Alonso has ‘chink in armor’ – Symonds

(GMM) Fernando Alonso's "inability to accept being beaten" may explain the reigning world champion's seemingly incurable rift with the McLaren team this year.

That is the belief of Pat Symonds, Renault's engineering chief who worked closely with the 26-year-old Spaniard when he raced to two consecutive world championships in 2005 and 2006.

Symonds, who worked at Toleman with Ayrton Senna, and also with Michael Schumacher at Benetton, describes Alonso as "one of the most difficult drivers to understand" that he has personally encountered.

"He's a very complex character," the Briton said, amid Alonso's seemingly broken relationships with his current team boss Ron Dennis and teammate Lewis Hamilton, who this weekend in China could wrap up the title.

"He only had one very, very small chink in his armor when he drove for us," Symonds explained, "and that was the inability to accept being beaten.

"Actually that's a really good quality, but it was the one time he was perhaps slightly irrational — when Giancarlo (Fisichella) beat him, for example.

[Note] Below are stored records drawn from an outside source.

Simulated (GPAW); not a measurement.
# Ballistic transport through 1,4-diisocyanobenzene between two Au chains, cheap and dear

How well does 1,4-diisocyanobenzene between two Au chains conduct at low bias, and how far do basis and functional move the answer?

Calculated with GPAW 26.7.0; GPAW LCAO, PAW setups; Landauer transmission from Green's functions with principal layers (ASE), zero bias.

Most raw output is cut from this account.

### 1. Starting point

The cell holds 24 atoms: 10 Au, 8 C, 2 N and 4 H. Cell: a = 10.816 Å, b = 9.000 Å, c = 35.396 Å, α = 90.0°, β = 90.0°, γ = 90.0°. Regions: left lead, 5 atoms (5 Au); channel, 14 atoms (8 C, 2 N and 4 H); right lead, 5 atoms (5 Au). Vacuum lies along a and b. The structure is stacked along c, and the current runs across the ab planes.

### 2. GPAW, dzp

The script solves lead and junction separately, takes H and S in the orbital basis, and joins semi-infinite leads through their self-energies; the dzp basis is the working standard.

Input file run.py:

"I think that what we've seen this year, with Lewis unexpectedly giving him such a hard time, it's opened up that chink a little bit," Symonds said.

Symonds' boss Flavio Briatore, however, suggests that while Alonso can be difficult to work with, getting the most out of a driver is the responsibility of the team.

The Italian told La Gazzetta dello Sport: "(Ron) Dennis has often alleged to be very good at managing drivers, especially the Latin ones.

"With the problems he's had with (Ayrton) Senna, (Juan Pablo) Montoya and Alonso, he must have lost the instructions manual. Maybe he did not study Latin at school."